The New York Times has an interesting piece about the discussion about micro-aggression occurring on college campuses. The term was first popularized by professor Derald Sue:

The recent surge in popularity for the term can be attributed, in part, to an academic article Derald W. Sue, a psychology professor at Columbia University, published in 2007 in which he broke down microaggressions into microassaults, microinsults and microinvalidations. Dr. Sue, who has literally written the book on the subject, called “Microaggressions in Everyday Life: Race, Gender, and Sexual Orientation,” attributed the increased use of the term to the rapidly changing demographics in which minorities are expected to outnumber whites in the United States by 2042. “As more and more of us are around, we talk to each other and we know we’re not crazy,” Dr. Sue said. Once, he said, minorities kept silent about perceived slights. “I feel like people of color are less inclined to do that now,” he said.
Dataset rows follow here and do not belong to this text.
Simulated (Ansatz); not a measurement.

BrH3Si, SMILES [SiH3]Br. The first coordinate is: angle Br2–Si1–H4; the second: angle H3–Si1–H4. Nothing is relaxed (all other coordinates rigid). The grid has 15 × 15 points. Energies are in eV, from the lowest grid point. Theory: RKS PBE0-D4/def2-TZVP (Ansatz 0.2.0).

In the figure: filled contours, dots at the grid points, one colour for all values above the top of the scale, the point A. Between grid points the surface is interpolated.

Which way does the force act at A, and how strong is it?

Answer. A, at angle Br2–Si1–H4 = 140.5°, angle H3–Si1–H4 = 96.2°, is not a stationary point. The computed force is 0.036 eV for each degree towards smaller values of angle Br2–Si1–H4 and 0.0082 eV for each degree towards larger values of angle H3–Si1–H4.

Some of the examples illustrate the complexity of the issue:

A tone-deaf inquiry into an Asian-American’s ethnic origin. Cringe-inducing praise for how articulate a black student is. An unwanted conversation about a Latino’s ability to speak English without an accent.

This is not exactly the language of traditional racism, but in an avalanche of blogs, student discourse, campus theater and academic papers, they all reflect the murky terrain of the social justice word du jour — microaggressions — used to describe the subtle ways that racial, ethnic, gender and other stereotypes can play out painfully in an increasingly diverse culture.